As the Twitterverse and tech blogs understandably poked all kinds of fun at Time’s virtual reality cover with Oculus founder Palmer Luckey, Comcast this week was also talking up its financial interest in VR as the emerging market starts to seek a mainstream audience.
Gavin Teo, principal at Comcast Ventures, noted in this blog post that the VC recently participated in a $10.3 million funding round for AltSpaceVR (announced by the startup in July), joining a big group of return investors that include Tencent, Dolby Family Ventures and Promus Ventures, among others.
AltSpaceVR, which has raised $15.7 million and was founded in 2013, says its virtual reality communication software is currently available for Oculus users (for the full, immersive experience), or on Mac and PC desktops, and 3D TVs. The platform also supports a trio of input devices (mouse, Xbox 360 gamepad, or keyboard), and hand-and-body tracking systems such as Leap Motion and the Microsoft Kinect v2.
It will use the new f unds to expand its team and accelerate product development.
The product, in this case, enables users to communicate and share experiences in a 3D VR environment. “We are the only place to watch synchronized Netflix in VR with other people,” AltSpace VR proclaims in this video that shows its platform in action. “We are one of the few places where you can do a ‘Rick Roll’ in VR with other people.” Yes, indeed. Sharing is caring.

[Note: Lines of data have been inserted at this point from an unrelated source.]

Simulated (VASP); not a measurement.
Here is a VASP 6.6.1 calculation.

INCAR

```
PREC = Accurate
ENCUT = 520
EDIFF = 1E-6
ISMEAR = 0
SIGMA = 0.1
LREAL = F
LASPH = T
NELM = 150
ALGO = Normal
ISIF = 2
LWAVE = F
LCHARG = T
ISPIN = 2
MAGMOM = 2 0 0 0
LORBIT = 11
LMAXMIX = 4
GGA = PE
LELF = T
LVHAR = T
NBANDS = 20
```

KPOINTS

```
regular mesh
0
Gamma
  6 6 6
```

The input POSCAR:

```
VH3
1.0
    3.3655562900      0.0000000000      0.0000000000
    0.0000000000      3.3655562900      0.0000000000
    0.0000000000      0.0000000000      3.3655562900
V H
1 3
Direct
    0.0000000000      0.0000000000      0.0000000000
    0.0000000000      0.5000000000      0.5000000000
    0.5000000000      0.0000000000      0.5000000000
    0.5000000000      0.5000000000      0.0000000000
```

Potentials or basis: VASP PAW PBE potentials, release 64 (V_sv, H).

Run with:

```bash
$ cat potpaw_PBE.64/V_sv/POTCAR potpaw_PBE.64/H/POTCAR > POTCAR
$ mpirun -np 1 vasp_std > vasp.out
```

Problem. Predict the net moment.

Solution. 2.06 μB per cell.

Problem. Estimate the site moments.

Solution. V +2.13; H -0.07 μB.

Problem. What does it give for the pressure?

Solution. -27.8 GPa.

“One of the most compelling features is the ability to watch streaming video from services like YouTube, Netflix and Twitch in VR,” Teo wrote. “Imagine Game of Thrones streamed in a 2D web player in the shape of a TV screen hanging on the wall of a 3D space you are sharing with a friend on the other side of the world.”
While the VR market is predicted to explode, the question, Teo said, is what consumers will do when they put on VR head-mounted displays from Oculus, Vive, Sony, Samsung or even Google Cardboard
“Our view is that they will consume different kinds of media: games, animation, cinematic storytelling, live action sports - and they will want to do it with their friends,” he wrote.